While we often hear about the Start-ups and their stories, discussions keep revolving around the next big opportunities for the zeitgeist of the start-up world. It was fortunate when two distinctive technology leaders – Mr. Khosla, co-founder of Sun Microsystems, and Mr. Nilekani, co-founder of Infosys Ltd, in a free-wheeling discussion, unveiled the surprise opportunities for start-ups, primarily in the sectors like healthcare and education.
According to them, problems associated with India’s slowing economy and persisting governance issues actually present numerous opportunities to young entrepreneurs. The use of new and smarter technologies in areas of education and healthcare is expected to grow the possibilities for start-ups and will lead to the creation of an IT-enabled low friction economy.
The analysis on early- stage tech entrepreneurial landscape in India, as per the 10K Start-ups initiative reveals that a substantial number of Start-ups are already focussing on the emerging industry verticals like Education/ skill development (25 per cent), Retail (18 per cent) and Healthcare (11 per cent). The growing focus on these verticals will foresee unlikely opportunities going forward.
While talking about “Aadhaar” as a new opportunity for start-ups, the leaders mentioned that Aadhaar ID can be used as a very powerful instrument, unveiling innovative opportunities for start-ups in the form of an app-ecosystem built around Aadhaar identification cards. It will provide a whole new platform for building apps and will try to remove inefficiencies in the system.
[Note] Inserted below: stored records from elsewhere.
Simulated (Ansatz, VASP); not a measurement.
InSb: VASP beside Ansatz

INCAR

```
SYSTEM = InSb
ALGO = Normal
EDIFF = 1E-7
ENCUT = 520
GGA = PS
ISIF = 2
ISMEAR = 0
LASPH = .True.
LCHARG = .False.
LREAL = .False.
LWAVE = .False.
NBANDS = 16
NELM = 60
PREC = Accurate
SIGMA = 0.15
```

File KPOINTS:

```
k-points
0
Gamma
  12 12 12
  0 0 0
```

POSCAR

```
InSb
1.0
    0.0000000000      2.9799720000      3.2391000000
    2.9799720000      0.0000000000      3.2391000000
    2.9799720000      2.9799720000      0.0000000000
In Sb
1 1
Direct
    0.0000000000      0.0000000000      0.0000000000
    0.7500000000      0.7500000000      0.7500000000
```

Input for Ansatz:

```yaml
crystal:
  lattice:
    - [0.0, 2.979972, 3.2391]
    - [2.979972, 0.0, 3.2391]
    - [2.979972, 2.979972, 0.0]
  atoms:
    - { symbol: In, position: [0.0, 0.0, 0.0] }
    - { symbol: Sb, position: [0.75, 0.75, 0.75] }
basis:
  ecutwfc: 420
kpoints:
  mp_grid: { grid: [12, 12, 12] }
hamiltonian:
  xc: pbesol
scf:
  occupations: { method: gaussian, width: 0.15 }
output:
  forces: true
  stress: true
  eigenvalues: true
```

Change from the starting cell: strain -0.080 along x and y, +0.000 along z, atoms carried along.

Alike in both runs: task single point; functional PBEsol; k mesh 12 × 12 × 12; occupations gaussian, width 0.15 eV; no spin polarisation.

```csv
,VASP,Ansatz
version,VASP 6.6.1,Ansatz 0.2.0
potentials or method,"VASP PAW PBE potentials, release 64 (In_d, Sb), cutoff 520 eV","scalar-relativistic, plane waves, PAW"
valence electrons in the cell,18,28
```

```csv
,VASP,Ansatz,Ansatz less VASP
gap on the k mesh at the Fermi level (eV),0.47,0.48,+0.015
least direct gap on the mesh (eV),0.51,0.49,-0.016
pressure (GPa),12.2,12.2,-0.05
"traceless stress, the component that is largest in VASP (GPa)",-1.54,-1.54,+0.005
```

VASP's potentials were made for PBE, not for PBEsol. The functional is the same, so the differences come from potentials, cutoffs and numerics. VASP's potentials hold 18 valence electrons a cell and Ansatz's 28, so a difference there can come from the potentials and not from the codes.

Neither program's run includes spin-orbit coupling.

According to them, the role of Government is important to help jumpstart the start-up ecosystem. Funding and other investment schemes should be accelerated by the Government, wherever possible. However, unlike US, while in India, it is little risky for the Government to fund specific businesses, Government has other different kinds of important roles in enabling the start-up ecosystem. Some important areas involve right set of infrastructure, offering platforms and other supportive enablers to promote the start-up activity.
Focussing on the qualities of an entrepreneur, Mr Khosla mentioned that “Open mindedness” is an important attribute to look for in an entrepreneur. It is fine to be really good at one or two things and keep questioning yourself to explore things which are unknown. Persistence is another important quality of a successful entrepreneur.
While discussing the attractiveness of India in this economic scenario, Mr. Khosla mentioned that “India is the best destination to be in for the long-term investors”. According to him, a short-term view would throw up at least 10 reasons for not investing in India, however a long term perspective looks promising.
Over a five to ten year perspective, India is betting huge opportunities for healthcare, education and infrastructure sectors and will foresee a huge entrepreneurial activity. India has a reasonable portion of literate community, democracy, and platform to boost private entrepreneurs, many of the qualities, which investors do not find in China, makes India more attractive for investment purposes.
“Corruption, bureaucracy, infrastructure problems are prevalent in all the emerging economies,” Mr. Khosla said. “The best way to tackle corruption is to take the human interface out of the system. “A combination of Aadhaar and e-governance will be great for the people.” He also emphasized how Aadhaar with systemic solutions can help solve these problems in the country.
Vinod Khosla also demonstrated the key success factors contributing to the success of Silicon Valley. The ability to constantly reinvent itself is the unique enabler along with combination of diverse innovative minds. If one thing doesn’t work, Silicon Valley has a calibre to invent something different, which is reflected by numerous technology solutions offered in the areas of Healthcare, biotech, renewable energy etc.